If history was one of your favorite subjects at school, and you like period pieces because you can leave the current moment behind, you’ll find much to enjoy in “The Light Between Oceans.” It’s a handsomely shot dramatic romance, impressively costumed and old-school to the core.

With the story beginning a century ago, the lighting is often done with gas lamps and candles, the tone is chaste and courtship dancing is about gentle, slow-moving embraces. Stars Michael Fassbender and Alicia Vikander deliver performances that are at once no-holds-barred and subtly controlled.

This would be a very good film if it weren’t for an overload of plot holes, mysteries that are never clarified and unlikely events. Instead it’s a relic of a simpler time crusted with rust and cobwebs.
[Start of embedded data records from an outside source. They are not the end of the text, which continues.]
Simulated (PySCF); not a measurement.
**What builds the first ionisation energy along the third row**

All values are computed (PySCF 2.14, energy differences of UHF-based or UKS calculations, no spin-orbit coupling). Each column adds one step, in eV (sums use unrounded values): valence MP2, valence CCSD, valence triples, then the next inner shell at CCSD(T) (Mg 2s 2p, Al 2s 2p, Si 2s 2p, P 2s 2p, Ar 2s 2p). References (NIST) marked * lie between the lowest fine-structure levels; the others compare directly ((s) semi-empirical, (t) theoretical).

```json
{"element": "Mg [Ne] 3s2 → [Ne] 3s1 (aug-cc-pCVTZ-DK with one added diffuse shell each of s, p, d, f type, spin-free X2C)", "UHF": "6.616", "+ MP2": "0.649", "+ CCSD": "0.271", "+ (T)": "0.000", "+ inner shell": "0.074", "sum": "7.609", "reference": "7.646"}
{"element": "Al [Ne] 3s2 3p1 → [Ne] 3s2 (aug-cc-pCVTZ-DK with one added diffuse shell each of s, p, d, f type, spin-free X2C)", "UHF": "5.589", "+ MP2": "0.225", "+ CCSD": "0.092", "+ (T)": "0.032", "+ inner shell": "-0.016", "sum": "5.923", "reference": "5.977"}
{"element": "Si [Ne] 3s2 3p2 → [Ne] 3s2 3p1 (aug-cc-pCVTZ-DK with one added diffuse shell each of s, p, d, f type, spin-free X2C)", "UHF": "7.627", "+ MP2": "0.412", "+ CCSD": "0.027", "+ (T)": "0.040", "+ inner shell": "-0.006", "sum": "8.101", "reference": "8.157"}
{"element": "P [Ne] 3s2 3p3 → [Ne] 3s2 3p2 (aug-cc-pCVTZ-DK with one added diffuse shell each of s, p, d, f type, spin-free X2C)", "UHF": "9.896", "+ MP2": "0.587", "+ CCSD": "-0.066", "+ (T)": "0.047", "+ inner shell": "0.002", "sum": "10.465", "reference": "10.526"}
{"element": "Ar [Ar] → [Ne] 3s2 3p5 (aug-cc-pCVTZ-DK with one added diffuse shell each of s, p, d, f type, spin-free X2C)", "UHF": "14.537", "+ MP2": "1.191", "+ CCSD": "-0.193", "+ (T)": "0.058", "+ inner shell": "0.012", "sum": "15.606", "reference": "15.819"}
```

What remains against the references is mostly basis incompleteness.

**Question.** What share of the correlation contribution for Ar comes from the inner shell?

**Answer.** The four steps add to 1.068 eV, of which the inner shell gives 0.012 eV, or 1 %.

Adapted from M.L. Stedman’s bestselling novel by writer/director Derek Cianfrance (“Blue Valentine,” “The Place Beyond the Pines”), the story unfolds amid the surging surf and howling rainstorms of island life off the coast of western Australia. Fassbender plays Tom Sherbourne, a WWI combatant looking for an isolated post to unpack his scarred emotional baggage.

Taking the job of caretaker for an island lighthouse serving a quaint seaside hamlet, he earns the respect of the town’s residents, especially Isabel Graysmark (Vikander), a vivacious beauty who enjoys the handsome newcomer’s company. Their marriage and secluded life together at the distant station multiplies their happiness. Then misfortunes beset them and their relationship becomes as precarious as life amid the tumultuous high seas.

Without digging deeply into the story’s secrets, it can be said that Isabel experiences kinship heartbreaks that leave her traumatized. Despite Tom’s devotion, her solace arrives only when a near-miraculous event puts a newborn baby on the couple’s shore.

Isabel insists that they keep and raise the child as their own; surely the island’s rare visitors will accept it as their own. Tom, an honor-bound veteran to the core, argues against her plan, but she cannot be denied. And as the foundling responds to their care with unconditional love, their deception feels like a blessing. Deeper mishaps strike, pulling the pair farther apart than ever. Raising the little girl with love for four years felt like a victimless wrongdoing. Then it resembled a kidnapping demanding an agonizing atonement.

Well cast as the film is, it makes its actors play poorly defined people. Vikander’s Isabel is a cauldron of anger, rage and frustration who doesn’t add up to a coherent whole. Isabel presents herself as the perfect wife, the perfect mother, at times the perfect lover, but in her background is a suppressed hysteria that’s desperate to come out. The film doesn’t seem entirely sure how we should feel about her. She is a strange creature, not just a victim, not just an innocent. She is deceitful, manipulative and needy. She is also wonderful, full of energy and love. I don’t think that complicated characters should be simplified, but they should be clarified.

Fassbender’s Tom is equally perplexing. He is willing to cast aside his sense of honesty and honor on Isabel’s behalf. But is that an act of self-sacrificing nobility or moral cowardice?

Rachel Weisz appears as an important background character who is equally lost at sea, controlling the fates of Tom and Isabel by making them choose between equally painful options. Even the events that deliver the couple’s godsend of an infant never have a logical explanation.

The film plays more like a fable than a story of earthbound humans, and a fractured fairy tale at that.